Saturday, September 22, 2018

Pala: The Sacrament of Love (Sunday Gospel: John 6:51-58)


THE Catechism of the Catholic Church (136-137) teaches us that the Eucharist is “the source and summit of the Christian life. The other sacraments, and indeed all ecclesiastical ministries and works of the apostolate, are bound up with the Eucharist and are oriented toward it. For in the blessed Eucharist is contained the whole spiritual good of the Church, namely Christ himself.”

Earlier before this, Jesus fed thousands of people with the multiplication of the loaves and fish. But today Jesus is offering us the “living bread,” His own body and blood. How do you respond to his offer? Do you stay and accept Jesus or leave? Jesus approaches us in a very unique way in the Holy Eucharist. When He comes to us, we receive Him in His whole person into our person - body and soul, beautiful, intimate and personal. This is probably why we also call it as Holy Communion since we “unite ourselves to Christ, who makes us sharers in his Body and Blood to form a single body.” (CCC 151)

In the gospel today Jesus not only gives us his body but also his blood. This was misunderstood by many of those who listened to him for they asked how Jesus can give his flesh to eat. The disciples themselves are more interested in what Jesus wanted them to do and not in what Jesus is offering - eternal life. They cannot hear Jesus. It came to a point later in the gospel that his followers after hearing Jesus speak said, “This sort of teaching is very hard! Who can accept it?” It scandalized everyone just like when Jesus told them about his passion and death.

“The Eucharist and the Cross are stumbling blocks. It is the same mystery and it never ceases to be an occasion of division. “Will you also go away?” the Lord's question echoes through the ages, as a loving invitation to discover that only he has “the words of eternal life” and that to receive in faith the gift of his Eucharist is to receive the Lord himself.” (CCC 161-162) The Eucharist is a mystery not to be understood but to be lived.

Our minds are trained to ask and question: What is this Jesus telling us? How can he offer us his own flesh and blood? The same way his followers asked him. But unlike his followers pray for the grace to listen to him. Allow Jesus to speak to your heart. And speak to Jesus from your heart. His is an invitation to encounter him, to know him and to love him. Today and every time you receive Jesus in the Holy Eucharist - take everything and anything in your life that is troubled or in pain and allow it find a home in Jesus. For Jesus once said, “Come to me, all you that are weary and are carrying heavy burdens, and I will give you rest. Take my yoke upon you, and learn from me; for I am gentle and humble in heart, and you will find rest for your souls. For my yoke is easy, and my burden is light.” (Mt. 11:28-30)

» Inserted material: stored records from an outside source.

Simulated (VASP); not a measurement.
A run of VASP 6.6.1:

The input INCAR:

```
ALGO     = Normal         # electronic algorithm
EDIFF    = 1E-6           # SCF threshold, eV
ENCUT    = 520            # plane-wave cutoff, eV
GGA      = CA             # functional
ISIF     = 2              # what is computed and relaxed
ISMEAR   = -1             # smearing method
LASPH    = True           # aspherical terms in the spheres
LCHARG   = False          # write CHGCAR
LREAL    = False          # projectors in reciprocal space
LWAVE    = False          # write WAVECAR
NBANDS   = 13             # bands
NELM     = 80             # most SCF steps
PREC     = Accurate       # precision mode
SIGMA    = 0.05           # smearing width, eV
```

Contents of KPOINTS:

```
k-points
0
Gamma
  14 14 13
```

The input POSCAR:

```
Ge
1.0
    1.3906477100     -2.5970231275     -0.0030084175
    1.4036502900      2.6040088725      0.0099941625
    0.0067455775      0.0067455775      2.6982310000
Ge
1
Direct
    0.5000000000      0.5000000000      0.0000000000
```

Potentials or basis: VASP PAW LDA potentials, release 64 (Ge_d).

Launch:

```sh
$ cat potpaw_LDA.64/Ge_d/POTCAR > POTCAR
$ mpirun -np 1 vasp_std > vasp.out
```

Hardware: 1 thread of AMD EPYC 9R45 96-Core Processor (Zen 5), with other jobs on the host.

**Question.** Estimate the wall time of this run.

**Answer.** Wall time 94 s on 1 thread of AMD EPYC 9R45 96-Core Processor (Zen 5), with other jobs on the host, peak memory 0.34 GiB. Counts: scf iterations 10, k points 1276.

Pope Francis points to the Eucharist as a Sacrament of Love. He said that the Eucharist is at the heart of “Christian initiation,” together with Baptism and Confirmation, and it constitutes the source of the church’s life itself. From this Sacrament of love, in fact, flows every authentic journey of “faith, of communion, and of witness.”

In one of his recent audience at St. Peter’s Square the Pope reminded the people that we should leave every Mass better than we entered. At the end of the Mass, the priest says, “Go in peace to love and serve the Lord.” Our encounter with Jesus does not end when the celebration of the Eucharist ends. Pope Francis asserts, “While the Mass ends, the commitment for Christian witness opens. We leave the church to go in peace to bring the blessing of God to our daily activities, to our homes, to our work, to the affairs of the earthly city, glorifying the Lord with our lives.”

The effects of the Mass should find fulfillment in the way we live out our lives as Christians. We become Eucharistic men and women as Pope Francis explained that “the Mass, particularly with this commission to go in peace to love and serve the Lord, “finds fulfillment in the concrete choices one makes [and] involves us first-hand in the mysteries of Christ. It further means allowing Christ to act in and through the choices one makes, taking on his thoughts, feelings and actions.” We become more and more Christ-like.

Now go in peace to love and serve the Lord. Believe, celebrate and live the Holy Eucharist!